“It is the private trading of complex instruments that lurk in the financial shadows that worries regulators and Wall Street and that [has] created stresses in the broader economy. Economic downturns and panics have occurred before, of course. Few, however, have posed such a serious threat to the entire financial system that regulators have responded as if they were confronting a potential epidemic.”
—New York Times, What Created This Monster? by Nelson D. Schwartz and Julie Creswell, March 23, 2008
What began as a collapse in subprime mortgage-based securities (the result of higher interest rates…leading to programmed, but unplanned-for increases in adjustable-rate mortgage payments…leading to increased loan defaults…leading to plummeting investor confidence…leading to…) has now become a full-fledged credit contraction.
The negatives of this contraction affect both the meek and the mighty.
–Homes are lost. In my county, most mortgage defaulters are first-time buyers who were sold on affordable, zero-percent-down, adjustable, low teaser-rate mortgages. The little guy couldn’t resist.
–A mega-wealthy investment bank is reduced to rubble. One month ago, Bear Stearns common stock was nearly $90 per share; it closed on March 20 at just under $6, after falling below $3 three days earlier. The big guys got mega-greedy.
It is clear that the unregulated proliferation of complex investment instruments, so-called derivatives, led to this debacle…and more bad economic news is coming.
Yet still financial conservatives decry any increased regulation of the free markets; they point to laissez faire economic policies that have enabled America to achieve worldwide economic superiority. (A warning: Great Britain—now trotting somewhere in the undistinguished middle of the herd—was, just 100 years ago, the world’s greatest economy, with the majority of important international dealings transacted in pounds sterling.)
Representative Scott Garrett (R-NJ), a member of the Financial Services banking subcommittee, rejects the idea that lax oversight helped to create the current crisis. “I don’t think deregulation was the cause,” he says in the New York Times article quoted above. “And had we had additional regulation in place, I’m not sure what we’re experiencing now would have been averted.”
Some see this current economic adjustment as an inevitable and welcome manifestation of Adam Smith’s “invisible hand,” a force that redirects the many and unaccountable individual questings for profit into a more (some even say, the most) efficient market.
Wikipedia utilizes supermarket checkout as an example of this “invisible hand.” I paraphrase: Each customer selfishly chooses to maximize his own interest, that is to check out in the shortest time regardless of the other customers. Because the utility-maximizing choice is to choose the shortest line, eventually the lines will all be the same length. Therefore without oversight or regulation, and by following only selfish impulses, the most efficient check out process is created.

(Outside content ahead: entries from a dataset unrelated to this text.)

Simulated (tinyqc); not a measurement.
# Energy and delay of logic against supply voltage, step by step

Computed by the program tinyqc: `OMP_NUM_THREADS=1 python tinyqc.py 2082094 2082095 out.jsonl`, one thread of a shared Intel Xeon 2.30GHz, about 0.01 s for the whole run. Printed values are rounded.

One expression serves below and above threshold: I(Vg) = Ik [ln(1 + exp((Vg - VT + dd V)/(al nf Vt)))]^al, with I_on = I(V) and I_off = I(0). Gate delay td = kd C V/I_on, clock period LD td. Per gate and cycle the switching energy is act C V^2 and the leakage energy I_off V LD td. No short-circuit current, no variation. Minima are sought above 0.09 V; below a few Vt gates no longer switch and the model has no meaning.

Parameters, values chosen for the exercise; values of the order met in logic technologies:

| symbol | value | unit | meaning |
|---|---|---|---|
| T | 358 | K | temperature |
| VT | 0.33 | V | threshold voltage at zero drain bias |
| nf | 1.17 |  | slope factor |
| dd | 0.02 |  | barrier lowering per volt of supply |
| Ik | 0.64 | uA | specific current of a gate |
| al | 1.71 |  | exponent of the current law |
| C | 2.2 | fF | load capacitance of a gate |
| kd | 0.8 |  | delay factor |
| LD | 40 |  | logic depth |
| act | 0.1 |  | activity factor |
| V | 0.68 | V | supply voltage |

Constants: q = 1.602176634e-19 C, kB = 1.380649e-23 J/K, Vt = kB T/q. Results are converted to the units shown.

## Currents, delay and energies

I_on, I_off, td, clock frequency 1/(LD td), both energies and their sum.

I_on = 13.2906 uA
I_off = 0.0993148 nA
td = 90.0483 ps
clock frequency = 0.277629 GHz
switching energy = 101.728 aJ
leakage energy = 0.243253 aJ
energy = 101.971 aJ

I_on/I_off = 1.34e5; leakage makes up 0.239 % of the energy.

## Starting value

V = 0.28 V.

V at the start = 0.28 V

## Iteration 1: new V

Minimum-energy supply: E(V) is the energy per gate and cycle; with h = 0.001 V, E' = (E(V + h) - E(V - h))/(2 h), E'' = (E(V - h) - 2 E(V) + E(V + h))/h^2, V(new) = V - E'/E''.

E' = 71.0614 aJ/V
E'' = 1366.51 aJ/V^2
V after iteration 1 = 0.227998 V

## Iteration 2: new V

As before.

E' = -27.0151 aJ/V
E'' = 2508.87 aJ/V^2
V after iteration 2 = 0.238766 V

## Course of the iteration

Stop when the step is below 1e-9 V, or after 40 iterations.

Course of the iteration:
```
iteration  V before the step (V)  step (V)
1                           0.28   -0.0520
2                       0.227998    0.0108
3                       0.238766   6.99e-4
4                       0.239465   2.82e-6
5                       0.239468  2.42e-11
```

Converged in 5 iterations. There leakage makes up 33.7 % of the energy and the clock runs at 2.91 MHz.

Such creation of efficiency assumes choice (many lines) and full access to information (clear view of line lengths). Some industries, however, achieved massive profits without embodying either of these characteristics. Big Tobacco, for example, offered no choice (“You’re addicted…”) and bad information (“…but we deny it.”)
Structural inequities demand oversight and regulation. Consider the social problem described by the late ecologist Garrett Hardin in his 1968 Science essay “The Tragedy of the Commons.” Hardin uses the example of a pasture shared by local herders. Since each naturally wishes to maximize profit, each will increase herd size whenever possible. Additional animals create a positive effect (increased benefit to the one who adds) and a negative effect (greater degradation of the pasture…shared by all). Since an individual herder gains far more than he loses by adding another animal, all will rationally and continually strive for larger herds, eventually overgrazing the pasture…and the decreasing the combined total utility. As Hardin states, “Freedom in a commons brings ruin to all.”
This is not a new concept.
Thucydides wrote: “[T]hey devote a very small fraction of time to the consideration of any public object, most of it to the prosecution of their own objects. Meanwhile each fancies that no harm will come to his neglect, that it is the business of somebody else to look after this or that for him; and so, by the same notion being entertained by all separately, the common cause imperceptibly decays.” —History of the Peloponnesian War, Book I, Sec. 141; translated by Richard Crawley.
Aristotle expressed a similar thought: “[T]hat which is common to the greatest number has the least care bestowed upon it….everybody is more inclined to neglect the duty which he expects another to fulfill.” —Politics, Book II, Chapter III, 1261b; translated by Benjamin Jowett.
Although conservatives and libertarians may profess otherwise, our financial markets are “commons” that reward most those who would limit choice and full access to information. In the current mess: a) super-large financial institutions control or manage large segments of the mortgage markets; b) mortgage-based and other derivatives are complex to the point of opacity; and c) documents that underly the mortgages (credit reports, income verification, etc.) are often missing or non-existent.
This is not just a Wall Street situation. Similar “commons” problems (climate change, pollution, population, water resource allocation, etc.) demand increased social and economic regulation. One can justifiably kvetch about the predictable inefficiencies of Big Government’s klutzy handling of almost anything it touches, but in our exponentially more complicated technical world, Big Business’s brutal “invisible hand” surely engenders something more dangerous: unpredictably abrupt and structurally unequal misery.
Accordingly, when the tilts of selfishness finally beg for the “invisible hand” to steady the market, the result may be a soft slap, a hard push, or, like the current “credit crunch,” a jaw-jarring knuckle sandwich.
* * * * *
A half-day after writing the above, I checked to see if my post had been picked up by the search engines and found another blogger who linked Hardin’s “Tragedy of the Commons,” to the subprime mess almost a month ago. He also included the Thucydides quote. His analysis of why the mortgage industry disintegrated vertically is spot on. I agree that the dominant strategy was selfish rather than cooperative, but that, in my opinion, is not the “lesson.” Selfishness is inherent in capitalism; it is a driver. I believe the “knuckle sandwich” we are experiencing is the lesson. But will we heed it?
2 Comments on “Subprime Thinking”
Only you could connect the subprime mess to an ancient Greek historian. Nice.
Nope. Not ONLY me. See italicized addendum at the end of the post.